At a time when wooden barrels existed as the popular means through which to transport flour, Judson Moss Bemis (1833-1921) demonstrated deft innovation by producing cotton bags that could carry the fluor. As wooden barrels grew increasingly expensive during the latter half of the 19th century, the popularity of Bemis' increased and eventually led to the creation of Bemis Bro & Co. in 1871.
The mechanization and industrialization that grew after the Civil War -- the dawn of the Industrial Revolution -- dramatically changed the milling industry, especially by the 1880s and 1890s, and this included the milling of wheat and grains. The introduction of chilled steel rolls used in grinding wheat allowed for expanded and quicker flour production at a lower cost.
In 1882, eleven years after partnering with his brother in Boston, who aided in the handling of financial and business matters, Bemis opened his first branch factory in Minneapolis. It was there that advancements in milling technology showed the most promise.
Five years later, Bemis opened the Omaha location, not for its milling culture but because of its ever-growing strength as a railroad town -- a hub that efficiently (and economically) allowed for the transport of goods from California to Chicago and onto New York. As well, the Omaha location strategically allowed Bemis, Bro & Co. to compete with its competitor who had set up shop in Kansas City.

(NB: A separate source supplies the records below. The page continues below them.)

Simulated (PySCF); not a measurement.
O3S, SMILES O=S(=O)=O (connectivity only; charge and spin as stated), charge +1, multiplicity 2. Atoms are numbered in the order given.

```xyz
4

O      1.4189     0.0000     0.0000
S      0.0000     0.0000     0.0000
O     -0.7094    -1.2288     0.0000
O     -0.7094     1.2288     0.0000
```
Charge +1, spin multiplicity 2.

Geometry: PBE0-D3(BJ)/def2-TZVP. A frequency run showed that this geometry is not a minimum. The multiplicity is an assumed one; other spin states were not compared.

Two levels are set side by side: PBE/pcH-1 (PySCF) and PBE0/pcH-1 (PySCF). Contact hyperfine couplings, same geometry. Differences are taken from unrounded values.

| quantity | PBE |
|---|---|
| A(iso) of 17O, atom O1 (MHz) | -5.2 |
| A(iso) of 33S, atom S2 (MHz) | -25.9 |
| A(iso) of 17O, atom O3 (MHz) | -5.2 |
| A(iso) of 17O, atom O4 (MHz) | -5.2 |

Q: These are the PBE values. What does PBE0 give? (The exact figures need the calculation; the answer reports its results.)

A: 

The Omaha branch initially employed sixty persons who manufactured burlap and cotton bags and dealt in grain bags and twine. The company's success led to two large additions to the Omaha location between 1898 and 1902; Nationally, the Bemis Company operated six factories and by the early 20th century managed foreign investments, too. Bemis also created a company town referred to as Bemis, Tennessee. The Bemis Company occupied the Omaha branch buildings until 1978 when it moved to new quarters.
The Bemis Bag Building stands as a monument of Gilded Age entrepreneurship and the resultant popularity of large warehouses, factories, and railroad-town industrial neighborhoods. Subsequently, the era gave birth to a rise in warehouse architecture, developed in Chicago and New York, that involved form over function with minimal ornamentation.